Show that if $X$ is normal, every pair of disjoint closed sets have neighborhoods whose closures are disjoint.

Here is the definition of normal space:

A topological space $X$ is said to be normal if

(i) singleton subsets (and hence finite subsets) of $X$ are closed in $X$, and

(ii) for every pair $A$ and $B$ of disjoint closed sets in $X$, there are disjoint open sets $U$ and $V$ in $X$ containing $A$ and $B$, respectively.

My Attempt:

Let $A$ and $B$ be any two disjoint closed sets in a normal space $X$. Then there exist disjoint open sets $U$ and $V$ of $X$ such that $A \subset U$ and $B \subset V$.

Now as $A$ is a closed set in the normal space $X$ and as $U$ is an open set containing $A$, so by Lemma 31.1 (b) in Munkres there is an open set $U^\prime$ in $X$ such that $A \subset U^\prime$ and $\overline{U^\prime} \subset U$. Thus we have
$$ A \subset U^\prime \subset \overline{U^\prime} \subset U. $$

Similarly, as $B$ is a closed set in the normal space $X$ and as $V$ is an open set containing $B$, so there exists an open set $V^\prime$ in $X$ such that
$$ B \subset V^\prime \subset \overline{V^\prime} \subset V. $$

Finally, as $U$ and $V$ are disjoint and as $\overline{U^\prime} \subset U$ and $\overline{V^\prime} \subset V$, so the sets $\overline{U^\prime}$ and $\overline{V^\prime}$ are also disjoint.

Thus $U^\prime$ and $V^\prime$ are neighborhoods of sets $A$ and $B$ (i.e. open sets containing these sets), respectively, such that their closures $\overline{U^\prime}$ and $\overline{V^\prime}$ are disjoint.

The above proof is very similar to this one.

Is this proof correct? If so, is it clearly enough presented? If not, then where is it deficient?
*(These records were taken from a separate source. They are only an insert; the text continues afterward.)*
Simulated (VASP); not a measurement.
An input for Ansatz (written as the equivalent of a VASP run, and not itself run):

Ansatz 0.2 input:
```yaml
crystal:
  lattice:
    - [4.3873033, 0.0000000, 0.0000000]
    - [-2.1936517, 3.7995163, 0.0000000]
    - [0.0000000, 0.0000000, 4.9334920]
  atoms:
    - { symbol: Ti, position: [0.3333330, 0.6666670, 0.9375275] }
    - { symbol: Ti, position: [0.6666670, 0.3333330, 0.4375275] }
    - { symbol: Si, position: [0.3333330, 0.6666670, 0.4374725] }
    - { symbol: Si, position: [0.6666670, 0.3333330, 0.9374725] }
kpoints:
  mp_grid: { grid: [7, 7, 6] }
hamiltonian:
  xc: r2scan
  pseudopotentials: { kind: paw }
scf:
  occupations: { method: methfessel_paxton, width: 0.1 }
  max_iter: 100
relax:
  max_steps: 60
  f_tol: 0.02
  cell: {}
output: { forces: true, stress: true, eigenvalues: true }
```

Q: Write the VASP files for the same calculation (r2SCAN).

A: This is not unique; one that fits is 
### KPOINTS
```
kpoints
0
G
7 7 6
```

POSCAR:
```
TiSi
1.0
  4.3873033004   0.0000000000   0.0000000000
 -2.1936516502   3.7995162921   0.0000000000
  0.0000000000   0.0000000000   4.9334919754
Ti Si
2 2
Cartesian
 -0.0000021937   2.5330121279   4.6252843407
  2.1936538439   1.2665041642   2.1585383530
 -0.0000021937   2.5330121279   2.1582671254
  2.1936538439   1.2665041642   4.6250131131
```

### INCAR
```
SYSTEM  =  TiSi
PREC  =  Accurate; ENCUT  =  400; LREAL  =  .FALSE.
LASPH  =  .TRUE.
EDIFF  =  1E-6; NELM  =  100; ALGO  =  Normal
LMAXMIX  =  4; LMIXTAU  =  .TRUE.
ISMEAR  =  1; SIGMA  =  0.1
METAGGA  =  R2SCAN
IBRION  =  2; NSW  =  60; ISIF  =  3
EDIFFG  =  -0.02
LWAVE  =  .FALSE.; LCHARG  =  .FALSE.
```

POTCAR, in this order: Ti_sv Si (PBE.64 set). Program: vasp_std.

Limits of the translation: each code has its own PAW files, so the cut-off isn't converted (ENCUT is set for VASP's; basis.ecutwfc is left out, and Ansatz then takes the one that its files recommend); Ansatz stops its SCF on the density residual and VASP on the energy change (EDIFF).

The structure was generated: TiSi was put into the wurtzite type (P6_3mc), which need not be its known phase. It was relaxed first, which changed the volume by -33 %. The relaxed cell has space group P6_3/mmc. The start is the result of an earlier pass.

Last but not least, does the converse also hold?

Best Answer

You ask also whether the converse statement:

A topological space $X$ such that every two disjoint closed sets have neighbourhoods with disjoint closure is normal.

This is clearly true: if $A, B \subset X$ are closed disjoint sets, by assumption there are open sets $A \subset U$, $B \subset V$ such that $\overline{U} \cap \overline{V} = \emptyset$. Then $U \cap V = \emptyset$ and $X$ is normal.